Briefly Cricket: New Zealand all out for 185 after middle-order collapse

New Zealand all out for 185 after middle-order collapse

Written by Agencies | Published:March 16, 2012 12:42 am

New Zealand all out for 185 after middle-order collapse

Hamilton: Chris Martin struck back for New Zealand with two quick wickets to leave South Africa on 27 for two at the close of play on the rain-hit first day of the second test in Hamilton on Thursday after the hosts’ middle order had collapsed. Martin had South Africa captain Graeme Smith (13) and night watchman Dale Steyn (four) caught by wicketkeeper Kruger van Wyk after the visitors had taken five wickets for no runs in 20 balls to bowl New Zealand out for 185 at Seddon Park.

Alivro Petersen was not out on eight,while Hashim Amla was on two for the visitors at the close of play. Martin’s double strike restored a measure of balance after New Zealand had slumped from 133 for two to 133 for seven in a little over 15 minutes during the final session following some hostile fast bowling from Steyn and Vernon Philander. Brendon McCullum’s reckless hook shot to a Steyn bouncer that was over his head after he had battled for more than two hours sparked the collapse.

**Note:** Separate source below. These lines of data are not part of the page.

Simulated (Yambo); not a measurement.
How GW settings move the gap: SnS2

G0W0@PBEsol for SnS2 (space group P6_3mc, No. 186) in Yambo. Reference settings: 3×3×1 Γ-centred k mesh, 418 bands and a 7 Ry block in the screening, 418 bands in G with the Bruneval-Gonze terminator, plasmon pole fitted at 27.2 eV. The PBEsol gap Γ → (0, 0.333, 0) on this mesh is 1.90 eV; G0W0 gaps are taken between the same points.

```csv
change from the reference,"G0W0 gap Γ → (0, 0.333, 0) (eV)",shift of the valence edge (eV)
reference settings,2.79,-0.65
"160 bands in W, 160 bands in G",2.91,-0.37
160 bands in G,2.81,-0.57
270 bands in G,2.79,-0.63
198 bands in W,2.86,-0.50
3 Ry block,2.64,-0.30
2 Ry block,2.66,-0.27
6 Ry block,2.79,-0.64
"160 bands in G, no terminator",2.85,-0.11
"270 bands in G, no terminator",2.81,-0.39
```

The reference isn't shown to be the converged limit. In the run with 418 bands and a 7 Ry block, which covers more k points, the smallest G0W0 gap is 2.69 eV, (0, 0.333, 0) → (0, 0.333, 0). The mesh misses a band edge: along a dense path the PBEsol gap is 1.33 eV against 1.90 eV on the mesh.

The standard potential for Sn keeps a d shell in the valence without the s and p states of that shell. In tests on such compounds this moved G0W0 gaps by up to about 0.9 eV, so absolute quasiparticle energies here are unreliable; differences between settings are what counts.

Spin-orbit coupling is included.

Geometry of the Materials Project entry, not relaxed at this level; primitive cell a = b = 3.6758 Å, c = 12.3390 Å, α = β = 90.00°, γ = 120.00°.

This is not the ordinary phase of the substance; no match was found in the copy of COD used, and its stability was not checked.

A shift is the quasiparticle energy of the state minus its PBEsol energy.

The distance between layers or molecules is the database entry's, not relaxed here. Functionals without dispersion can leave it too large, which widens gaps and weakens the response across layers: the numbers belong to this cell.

McCullum had curbed his natural attacking instincts to grind his way to 61 and share in an 89-run partnership with Ross Taylor (44) as New Zealand looked to be in a strong position after being asked to bat on a green-tinged pitch. However,McCullum and Taylor were dismissed in quick succession to trigger a collapse.

Brief scores: New Zealand first innings 185 all out in 61.2 overs (B McCullum 61,R Taylor 44,M Gillespie 27,D Steyn 3/49,V Philander 4/70,I Tahir 2/12) vs South Africa first innings 27 for two in 11 overs (A Petersen 8*,H Amla 2*,C Martin 2/18)

Australia take on West Indies in first One-dayer today

Kingstown: Stand-in skipper Shane Watson believes Australia’s recent successes over India and Sri Lanka will mask any world-weariness when they kick-off their Caribbean tour. Australia tackle the West Indies in the first of five ODIs on Friday,with two Twenty20s and three Tests to follow on the seven-week tour— a trip they set off on just 12 hours after their Tri-Nations win over Sri Lanka in Adelaide.

Watson,deputising for injured full-time captain Michael Clarke,insists his squad can impress,with younger players desperate to make their mark. “It’s a very exciting time in Australian cricket,” Watson said. “To think even 12 months ago that things were being said that the depth in Australian cricket might not be that good,to actually see the guys who are coming through.”

Watson is keen to see how the likes of Nathan Lyon,James Pattinson and Peter Forrest perform in the Caribbean after making their mark on home wickets. “James Pattinson has been brilliant,Nathan Lyon … to see these guys come in and perform straight away is a very exciting thing,” Watson told http://www.cricinfo.com.

S African board crisis intensifies,top officials quit

Johannesburg: Cricket South Africa (CSA) plunged into turmoil after its acting president AK Khan and the chairman of the Audit and Risk Committee John Blair stepped down from their posts in the wake of a damning inquiry report of financial mismanagement in CSA. The resignation of the two top board members did not come as a surprise as pressure is growing across the country for the entire board of CSA to step down. The Nicholson inquiry,instituted by Sports Minister Fikile Mbalula,after three months of hearings concluded that CSA CEO Gerald Majola should be suspended and investigated for possible criminal charges by the National Prosecuting Authority for breaching his fiduciary duties.

Mbalula set up the inquiry after nearly two years of wrangling within CSA over huge Indian Premier League bonuses that Majola paid himself and other senior CSA staff without the knowledge of the board.